Information and the Internet

The internet is full of information – all different kinds of information. In order to access this information we can, for instance, use search engines to find webpages. But is it really the best and most relevant information Google finds for us? And can we trust the webpages? What happens on the internet is not always transparent. Most is run by algorithms we cannot see neither understand and sometimes other people deliberately try to deceive us.

The focus of this seminar is some of these invisible and inner workings of the internet and how we, despite the lack of transparency, still can learn and come to know through the internet.

Programme

13:00  Welcome w. Sille Obelitz Søe (PhD Candidate, Information Studies,
           University of Copenhagen)

13:05 - 14:00  Don Fallis - ‘Adversarial Epistemology on the Internet’
                      (Professor, School of Information, University of Arizona)

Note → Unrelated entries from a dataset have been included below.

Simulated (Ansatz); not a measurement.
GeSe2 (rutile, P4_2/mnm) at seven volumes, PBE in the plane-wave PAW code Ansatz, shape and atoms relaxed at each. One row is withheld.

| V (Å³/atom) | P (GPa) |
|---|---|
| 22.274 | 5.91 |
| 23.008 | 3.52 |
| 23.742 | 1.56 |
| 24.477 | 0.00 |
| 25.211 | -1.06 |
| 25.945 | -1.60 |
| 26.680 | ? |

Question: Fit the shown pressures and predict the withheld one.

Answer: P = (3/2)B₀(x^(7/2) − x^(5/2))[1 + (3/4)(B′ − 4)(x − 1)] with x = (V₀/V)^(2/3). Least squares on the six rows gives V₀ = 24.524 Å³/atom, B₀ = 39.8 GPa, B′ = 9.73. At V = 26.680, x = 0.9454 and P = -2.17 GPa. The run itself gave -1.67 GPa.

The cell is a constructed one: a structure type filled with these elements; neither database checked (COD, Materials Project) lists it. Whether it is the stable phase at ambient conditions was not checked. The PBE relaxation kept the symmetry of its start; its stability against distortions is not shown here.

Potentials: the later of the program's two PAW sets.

14:00 - 14:55  Erik J. Olsson - ‘Linking as Voting: From Condorcet to Google’
                      (Professor, Chair in Theoretical Philosophy, Lund University)

14:55 - 15:05  Break

15:05 - 16:00  Patrick Blackburn - ‘Artificial Stupidity’
                      (Professor in Formal Philosophy, Roskilde University)

16:00  Reception

The seminar is open to all. Attendance is free. Please register by email to Sille Obelitz Søe no later than May 7 at 16:00.

Abstracts

Don Fallis ‘Adversarial Epistemology on the Internet’

Over the past twenty years, the internet has become an increasing important source of information for most of us. But can we trust the information on the internet? Anyone at all can send an email or post a website. How do we know that they know what they are talking about?

But the internet poses an even more insidious threat to our ability to acquire knowledge. There are many people online who intentionally try to mislead us. With email “phishing” scams, people regularly try to fool us into revealing personal information so that they can steal our identity and/or our money. People have falsified Wikipedia entries to mislead the public about themselves or others. Is it possible to acquire knowledge from the internet when there are so many of these epistemic adversaries out there?

Epistemology is the branch of philosophy that studies what knowledge is and how people can acquire it. But only a few epistemologists have addressed the issue of adversaries who actively try to interfere with our knowledge acquisition for their own nefarious purposes. In this talk, I survey some of the existing work in what I will call adversarial epistemology (including work by René Descartes, Immanuel Kant, and David Hume). Although this work does not directly address (or solve) the problem of epistemic adversaries on the internet, I argue that it ultimately points the way to a potential solution. If what an email or a website says is true, I show how it is possible for an internet user to come to know this despite the existence of epistemic adversaries on the internet.

Erik J. Olsson ‘Linking as Voting: From Condorcet to Google’

When you link to a web page you are in a sense voting for (the importance, relevance, quality etc.) of that web page – at least that is how search engines like Google interpret the link when they decide how valuable the webpage is. But how far can the parallel between linking and voting be drawn? There is a famous result for voting, going back to the French 18th century mathematician Nicolas de Condorcet, which shows that what the majority votes for is, under certain conditions, likely to be true. I sketch an analogous result for linking on the web according to which what many people link to is, under certain conditions, likely to be important or relevant. I argue that just as Condorcet’s observation gives an epistemological justification for democratic voting procedure, this new result gives an epistemological justification for ranking webpages on the basis of how many other webpages link to them, as is the case for Google and other search engines (with some minor qualifications).  In the talk I address this issue without unnecessary technicality and with a focus on the philosophical and interpretational issues involved.